“Do you think it’s time for a change?”
This is classic push-polling – a bid to influence a prospective voter by way of a leading question, all under the guise of a so-called impartial poll. A simple question like this forces the respondent into a binary. ‘Yes I think it’s time for a change’ (the voter is led down the garden path), ‘so who might that be?’ (in this case logic demands it could be anyone but the Conservatives). This is a squeeze tactic, and it works.
In Islington North, where a Labour candidate is facing the former party leader (but now independent candidate) Jeremy Corbyn, how might a question like this play out?
First, some context: Corbyn trails Labour by 14 points, according to the findings of a Survation poll in the final two weeks of the 2024 general election campaign. And despite what the left-wing Novara Media say, a 14 point lead is not “close”. It’s in fact rather wide. Corbyn has a strong basis in Islington North – he is personally very popular. But not enough, it seems, to strike through and claim the seat off Labour.
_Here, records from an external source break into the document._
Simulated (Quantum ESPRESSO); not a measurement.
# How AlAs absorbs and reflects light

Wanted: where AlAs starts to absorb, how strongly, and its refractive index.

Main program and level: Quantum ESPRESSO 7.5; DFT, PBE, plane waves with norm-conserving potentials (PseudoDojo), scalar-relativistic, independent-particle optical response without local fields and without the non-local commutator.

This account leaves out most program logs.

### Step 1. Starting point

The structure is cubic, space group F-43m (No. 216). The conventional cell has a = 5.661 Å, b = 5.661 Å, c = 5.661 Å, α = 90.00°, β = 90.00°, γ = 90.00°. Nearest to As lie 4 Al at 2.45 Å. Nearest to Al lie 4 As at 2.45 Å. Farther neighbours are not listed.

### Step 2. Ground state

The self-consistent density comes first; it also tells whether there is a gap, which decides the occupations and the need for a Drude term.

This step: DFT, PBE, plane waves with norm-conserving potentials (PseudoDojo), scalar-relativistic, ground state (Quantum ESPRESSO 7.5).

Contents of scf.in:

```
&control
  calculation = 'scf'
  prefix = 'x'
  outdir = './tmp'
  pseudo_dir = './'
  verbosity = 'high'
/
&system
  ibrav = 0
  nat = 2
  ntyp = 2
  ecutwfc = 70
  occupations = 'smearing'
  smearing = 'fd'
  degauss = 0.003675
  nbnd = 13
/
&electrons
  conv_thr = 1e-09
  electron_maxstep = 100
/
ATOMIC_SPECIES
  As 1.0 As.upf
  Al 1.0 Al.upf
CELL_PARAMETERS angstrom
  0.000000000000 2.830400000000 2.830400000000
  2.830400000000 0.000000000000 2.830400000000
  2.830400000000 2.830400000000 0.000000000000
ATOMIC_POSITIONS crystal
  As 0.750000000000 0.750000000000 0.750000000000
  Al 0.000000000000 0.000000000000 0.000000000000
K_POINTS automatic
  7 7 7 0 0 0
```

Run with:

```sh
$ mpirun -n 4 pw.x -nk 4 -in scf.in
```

The overall numbers are as follows: Labour are at 43 per cent (down 22 points on 2019), Corbyn is at 29 per cent, the Liberal Democrats at 7 per cent (down eight), the Greens at 7 per cent (down one), and Reform and the Conservatives on 6 per cent each. The sample – 400 so-called committed voters – leaves a slightly larger margin for error than what we would normally expect. But not enough to alter the narrative entirely. As I wrote last month, three-in-ten plumping for Corbyn would be about par for the course for a popular incumbent shedding his party and standing as an independent.
But we are one week out, and the numbers can change. Michael Portillo, of Portillo Moment fame in 1997, was (according to a Guardian poll) 3 points ahead in his Enfield Southgate seat one week from polling day. He ended up losing it, 3 points behind. So poll movement isn’t impossible. But Corbyn is still far further behind where Portillo was.
But there is one data-point that does work in Corbyn’s favour, and it refers back to my opening: forced choice; or making this a two horse race between an unknown Labour entity and Corbyn.
When voters are forced to choose between the better-known Corbyn and the lesser-known Labour candidate, Corbyn wins 55 per cent to 45 per cent. That could just be name recognition. But when voters are asked how favourably they feel towards certain figures, 56 per cent feel favourably towards Corbyn. And 39 per cent feel favourably towards Keir Starmer.
On personality terms, Corbyn has an advantage. Exploiting that is the way for him to win. If the election were a pure personality contest – heck, were it a by-election – Jeremy Corbyn would walk it.
But it isn’t. Labour leads by 14 points, because voters vote in General Elections like this with more than just personality in mind. The question now is to what extent will the numbers narrow if enough voters are encouraged to think with the squeeze question in mind – Corbyn vs. Labour? Because the numbers suggest it could shift the dial. One quarter of prospective Labour voters say they prefer Jeremy Corbyn to the current Labour candidate. Not enough in isolation to win it for the independent incumbent. But enough to bring the result into doubt.
Corbyn can win. It’s not likely. But his chances aren’t nought, either.